The Environmental Performance Index (EPI) was born out of a recognition that environmental policymaking lacked scientific, quantitative rigor. While Millenium Development Goal 7 – to ensure environmental sustainability – first placed the notion of sustainable development on the global policy agenda, that particular goal lacked relevant or dependable metrics. To address this gap, the Yale Center for Environmental Law & Policy (YCELP) and the Center for International Earth Science Information Network (CIESIN) at Columbia University partnered with the World Economic Forum to develop indices assessing environmental sustainability (the Environmental Sustainability Index) and environmental performance (the EPI). Both were created with an eye toward shaping data-driven environmental policymaking.
The need for better data and metrics to guide decisionmaking could not be more urgent.
Effective environmental policy is burdened by two related hurdles, both of which are lowered by better measurement. First, environmental policy debates are subject to deep divisions over the best way forward. Second, substantial uncertainty surrounding the nature of environmental problems makes significant action and allocation of resources difficult to justify. Good environmental measurement can inject more objectivity in environmental policy debates, reducing disagreement on the scope of problems and focusing it instead on solutions.
Robust measurement also gives policymakers a foundation from which to promote environmental policy. When policymakers use data to reduce uncertainty, they can advance policy objectives with more than educated guesses or hunches. The trend of using data, and increasingly “big data,” is becoming a common business and government practice. Large corporate entities collect consumer information to better target advertisement campaigns. Government leaders, like former New York City Mayor Michael Bloomberg, base management decisions on data as diverse as the number of heart attacks and noise complaints.

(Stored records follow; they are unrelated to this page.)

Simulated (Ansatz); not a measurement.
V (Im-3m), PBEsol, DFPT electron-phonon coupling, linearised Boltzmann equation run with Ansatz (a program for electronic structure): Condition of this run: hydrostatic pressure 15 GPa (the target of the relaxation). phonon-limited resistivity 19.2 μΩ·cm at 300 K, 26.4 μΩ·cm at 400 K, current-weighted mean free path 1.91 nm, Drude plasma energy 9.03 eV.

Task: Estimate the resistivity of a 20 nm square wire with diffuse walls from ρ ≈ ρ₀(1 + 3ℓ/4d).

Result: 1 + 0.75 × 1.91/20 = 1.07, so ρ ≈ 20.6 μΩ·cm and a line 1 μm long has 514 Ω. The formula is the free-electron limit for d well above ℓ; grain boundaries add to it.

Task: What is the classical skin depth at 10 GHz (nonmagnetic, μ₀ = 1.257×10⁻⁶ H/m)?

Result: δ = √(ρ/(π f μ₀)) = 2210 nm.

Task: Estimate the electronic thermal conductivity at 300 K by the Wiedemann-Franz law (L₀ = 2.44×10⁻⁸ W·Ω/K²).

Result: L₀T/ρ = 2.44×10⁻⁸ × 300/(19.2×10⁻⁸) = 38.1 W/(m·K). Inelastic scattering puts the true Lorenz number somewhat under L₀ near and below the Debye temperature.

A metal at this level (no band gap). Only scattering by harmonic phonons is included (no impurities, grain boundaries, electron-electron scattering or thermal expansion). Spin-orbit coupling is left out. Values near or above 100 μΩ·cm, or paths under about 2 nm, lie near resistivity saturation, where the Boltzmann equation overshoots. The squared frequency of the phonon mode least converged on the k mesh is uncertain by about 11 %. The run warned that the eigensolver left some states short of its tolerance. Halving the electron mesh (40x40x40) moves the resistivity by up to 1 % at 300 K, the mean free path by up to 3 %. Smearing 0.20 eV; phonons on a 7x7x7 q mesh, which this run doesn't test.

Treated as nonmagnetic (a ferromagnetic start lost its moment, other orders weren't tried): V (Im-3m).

The business sector has long understood that data can make the invisible visible, and it has used metrics to improve performance. A business collects data and will make changes depending on its sales figures, for example. Environmental indicators have likewise proved useful tools in helping policymakers more efficiently allocate scarce resources. As the time-tested mantra goes, “you can’t manage what you don’t measure.”
Measurement matters because it provides an essential tool to policymakers. It also matters because measurement highlights gaps in collective knowledge. Data on environmental problems is severely lacking across the globe. At the local, national, and international level, decisionmakers need better data. Indices like the EPI help direct attention to vital data gaps, which can help generate better data for the future.